Insight Blog

Environmental Stance Counts in Hiring + Retention

In previous blog posts, we have discussed the many benefits companies can experience as a result of “going green” and making sustainability a priority in their business. But, have you considered that one key reason to take action in this area may be to attract and retain quality talent? Studies show that today's job seekers consider a company’s stance on environmental issues when evaluating a job opportunity, and they are increasingly attracted to companies that place importance on their sustainable impact.

Currently, Millennials (born between the 1980s and the early 1990s) comprise 36% of the workforce, and that number will jump to 50% by 2020. As both consumers and employees, these young professionals are urging companies toward social responsibility. Just as Millennials are willing to pay more for green products and reject those without environmental benefits, many are similarly discriminating about the companies where they work.

In June of this year, TD Bank released findings of its Environmental Attitudes Survey, which polled consumers of all ages about their environmental behaviors, preferences, and expectations. According to the survey, when seeking employment, 36% of respondents evaluate a company's environmental position, and nearly one-quarter of respondents would refuse a job if they disagreed with the organization's sustainable impact. Millennials were the most likely of all age groups to consider a company’s environmental stance. Other interesting findings of the survey are:

  • 28% of Millennials say they would refuse a job based on environmental practices.

  • 80% of those surveyed say they would contribute financially to improve their own environmental impact at the workplace.

  • 46% of respondents believe it is important for the companies they do business with to operate from environmentally sustainable buildings.

Also, a survey by Deloitte showed that Millennials believe businesses (as well as government) have an important role to play in climate change and sustainability, and that most are not doing all they can to make a difference. In fact, many think that the environment should be the business world’s number one focus, above all other issues.

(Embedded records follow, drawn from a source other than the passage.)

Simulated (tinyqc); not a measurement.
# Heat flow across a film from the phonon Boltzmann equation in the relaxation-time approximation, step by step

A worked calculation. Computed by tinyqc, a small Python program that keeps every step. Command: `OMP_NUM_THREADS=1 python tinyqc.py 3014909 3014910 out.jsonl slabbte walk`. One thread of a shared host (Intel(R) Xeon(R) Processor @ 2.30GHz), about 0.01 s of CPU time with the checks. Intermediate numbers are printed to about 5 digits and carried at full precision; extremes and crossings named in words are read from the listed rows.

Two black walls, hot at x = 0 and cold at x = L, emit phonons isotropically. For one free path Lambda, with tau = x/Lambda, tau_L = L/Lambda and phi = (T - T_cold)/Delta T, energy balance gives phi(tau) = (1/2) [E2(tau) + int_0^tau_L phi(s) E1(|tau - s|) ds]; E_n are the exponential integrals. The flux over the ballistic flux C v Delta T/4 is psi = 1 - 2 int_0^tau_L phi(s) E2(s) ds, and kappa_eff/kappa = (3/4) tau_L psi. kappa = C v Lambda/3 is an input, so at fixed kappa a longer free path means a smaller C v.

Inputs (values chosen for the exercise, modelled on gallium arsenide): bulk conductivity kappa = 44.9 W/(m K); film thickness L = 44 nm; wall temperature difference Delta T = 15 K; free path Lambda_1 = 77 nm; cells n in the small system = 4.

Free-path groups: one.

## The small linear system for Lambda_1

Now that the Millennials have spoken, here are a few key considerations for employers who would like to make their businesses more attractive to young professionals:

  • Operating environmentally friendly facilities. Several studies have shown the numerous benefits of green building, such as cost reduction and enhanced marketability to investors. As a bonus, green design features have been shown to improve worker productivity as well as occupant health and well-being.

  • Practicing “Green Purchasing.” Another opportunity to demonstrate environmental commitment to potential employees are the products a company chooses for its office. This can mean buying from companies who share its stance on sustainability as well as purchasing green goods.

  • Sharing the results. To reap the internal benefits of green initiatives (i.e., attracting potential employees and engaging current ones), companies need to be able to analyze and share the results of these activities with their team. Coca-Cola’s Corporate Responsibility & Sustainability Report is a great example of how to announce a company’s efforts in this area.

In a competitive job market, companies should remain aware of what the next generation of business leaders consider crucial when contemplating career opportunities. "Implementing a strong and innovative environmental program is not only the right thing to do,” says Diana Glassman, Head of Environmental Affairs at TD Bank, “it is an effective way to attract, inspire, and retain the best and brightest employees."